Uruguay’s obsession with the sport is such that the toddler-age Facu might well have been considered an outlier. Nearly a century after La Celeste (the Sky Blue) won the first-ever World Cup in 1930, the South American nation remains one of the most remarkable stories in global soccer, a perennial trophy contender and a prolific exporter of world-class talent despite a population of around 3.5 million people.
“Uruguay has an incredible knack for producing players, especially considering how small the country is,” said Torres. “You can always find Uruguayan players all over the world.”
For a North American comparison: That’s smaller, by a safe margin, than the Minneapolis-St. Paul or Montréal métropolises. It’s the cradle that nurtured Torres into a creative force capable of both the killer pass and the finishing touch in front of goal, who has already inspired somewhere north of $30 million in transfer fees across his six-plus years as a first-team professional.
“It really is very different because, for us – or for any child growing up in Uruguay – the greatest passion is, without a doubt, football,” he said of his homeland’s deep footballing culture. “It’s different here because there are other sports and other attractions; in Uruguay, it’s all about football.
“The people's greatest passion is football. And often, football dictates your mood for the next day or for the start of the week. If your team won, you feel great; if your team lost, you feel down.”
Uruguayan pedigree
Probably no nation on earth produces such a lofty standard of quality per capita. It’s both a prolific powerhouse and a family-style environment where future pros often play together in childhood, as was the case for Torres and Real Madrid superstar Federico Valverde.

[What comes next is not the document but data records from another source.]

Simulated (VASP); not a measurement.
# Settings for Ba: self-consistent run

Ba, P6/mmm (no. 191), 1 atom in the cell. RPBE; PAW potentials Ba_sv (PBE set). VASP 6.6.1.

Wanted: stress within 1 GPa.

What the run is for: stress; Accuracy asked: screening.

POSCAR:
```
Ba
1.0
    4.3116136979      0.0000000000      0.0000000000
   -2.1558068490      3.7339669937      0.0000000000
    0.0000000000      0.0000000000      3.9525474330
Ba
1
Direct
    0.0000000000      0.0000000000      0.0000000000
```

“Fede comes from the same club where I grew up. So we have a strong connection,” noted Torres, who also crossed paths with Columbus Crew mainstay Diego Rossi back in the day. “Nowadays, there are many players on the Uruguayan national team who come from Peñarol, the club where I grew up. And having that sense of familiarity – knowing so many people since we were kids – gives you a different kind of confidence.”
That’s part of what fuels their national team’s hopes of a deep World Cup run under Marcelo Bielsa, the iconic manager who Torres hopes to receive that fateful call from when the roster is finalized next month. Known as ‘El Loco’ for his idiosyncratic quirks and obsessive approach to the game, Bielsa has already changed how Torres approaches his craft.
“Marcelo taught me how to look at myself critically after matches – how to analyze my own performance on video,” he explained. “I didn't really watch myself play much before meeting Marcelo. After I started watching myself, I began to spot errors I was making, or patterns of behavior I was repeating very frequently.
“That helped me tremendously.”
His respect for Bielsa is such that Torres sought the manager’s perspective when Austin sporting director Rodolfo Borrell reached out last winter to pitch him on a return to MLS.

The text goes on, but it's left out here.